LA bluesman Keb' Mo' can sing as sorrowful a tune as anyone, but with a wide grin. MIKE HOULAHAN reports.
Los Angeles-based blues singer Keb' Mo' bursts into a huge gale of laughter when his career is described as a 20-year overnight success story. "It's been a long night," he says.
This is one happy bluesman today but Mo' - born Kevin Moore and raised in the tough LA suburb of Compton - had to serve a long apprenticeship before graduating to become a two-time Grammy winner.
After a decade or more as a session musician and record label staff writer Moore decided his musical career required more depth. He had played music from a bewildering range of styles, from calypso to country, but he kept returning to the blues tunes.

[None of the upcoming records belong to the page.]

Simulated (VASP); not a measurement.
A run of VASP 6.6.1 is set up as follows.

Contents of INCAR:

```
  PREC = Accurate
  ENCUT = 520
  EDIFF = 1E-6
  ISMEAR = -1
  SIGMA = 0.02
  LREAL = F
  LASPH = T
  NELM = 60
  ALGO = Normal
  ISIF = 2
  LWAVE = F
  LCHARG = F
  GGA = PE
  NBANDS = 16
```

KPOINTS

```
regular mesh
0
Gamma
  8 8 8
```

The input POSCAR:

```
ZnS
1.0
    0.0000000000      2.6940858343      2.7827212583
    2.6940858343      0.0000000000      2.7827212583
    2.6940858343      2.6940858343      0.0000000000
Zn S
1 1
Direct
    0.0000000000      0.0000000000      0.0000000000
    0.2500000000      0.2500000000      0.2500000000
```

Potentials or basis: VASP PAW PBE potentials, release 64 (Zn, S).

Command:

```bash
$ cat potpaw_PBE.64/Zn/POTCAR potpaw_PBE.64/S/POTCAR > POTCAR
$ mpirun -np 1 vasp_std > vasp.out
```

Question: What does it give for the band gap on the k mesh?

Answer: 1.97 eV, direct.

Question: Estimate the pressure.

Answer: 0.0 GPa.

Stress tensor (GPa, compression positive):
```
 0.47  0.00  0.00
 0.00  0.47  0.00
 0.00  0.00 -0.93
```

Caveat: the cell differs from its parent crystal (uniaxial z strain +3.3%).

Moore then learned music a second time by moving to the Mississippi Delta and hanging out with veteran blues musicians. The experience eventually crystallised with his renaming as Keb' Mo' and the release of a self-titled debut album.
"It wasn't hard to keep the faith because music keeps you happy," says Mo', who is touring New Zealand. "I keep playing music and that's enough for me. I wasn't necessarily attached to success, and the more I attached myself to music the more joy it gave me.
"For most people the 'success' never comes. If you measure success by popularity and dollars and cents that's a good way to set yourself up for disappointment, rather than just being grateful for what you're given and what you have and what's good about your life."
Having cemented his reputation as one of his generation's leading blues singers, Mo' has headed in a different direction on his most recent album, Big Wide Grin. In part inspired by his son Kevin jnr, who sings on a track on the album, Mo' wanted to record a fun family record.
Selecting songs as diverse as Joni Mitchell's Big Yellow Taxi, Stevie Wonder's Isn't She Lovely, the Ojays' Love Train and the standard America the Beautiful, Big Wide Grin is tinged with the blues but paints a much broader musical canvas.
"I wanted songs that had family themes, songs that were up and happy and showed family in all its different dimensions. I didn't just want the typical happy families, but situations that weren't so normal," Mo' says.
What was meant to be a fun record has come with a small amount of heartache, he says. Despite it being pitched as a family record and as a sideline from his usual line of work, some fans didn't take at all kindly to their hero's swerve in direction.
"Some people were a little offended, saying, 'Wait a minute, what's this crap?' I expected a lot more flak than I actually got from it but I have people around me who do a good job of keeping it away from me," Mo' says.
"They always try to let the artist have a positive view of themselves, but I know there's rubbish out there. You've got to know people are saying bad things about you. It goes with the job. It goes with life.
"I don't have a problem with diversity at all, but some people, they want you to do what they like you doing. People take stock in you, they take a little ownership in you, they like you doing that one thing they like. Some people are very open to what you do. I think you have to make your music to please yourself first. If you don't like it, no one else will."
Mo' makes music every day and has a studio set up at his home so he can record whenever he wants to.
Nothing is set down on the calendar for release yet and, at the risk of irritating those picky fans still further, he's taking time to explore another musical dimension.
"When I have a project going, I never know what it's going to turn out to be," he says.
"Right now I'm working on writing a lot of singer/songwriter-type songs, in the blues/country kind of genre.
"That's what's intriguing me right now. The Big Wide Grin was kind of fun because we got different rhythm sections in to play and just had a bit of a hoo ha.
"Now I'm just sitting down with a guitar and playing, looking right back at just vocals and guitar. I'm really enjoying just working with those simple things right now."
* Keb' Mo' plays the Auckland Town Hall on Saturday.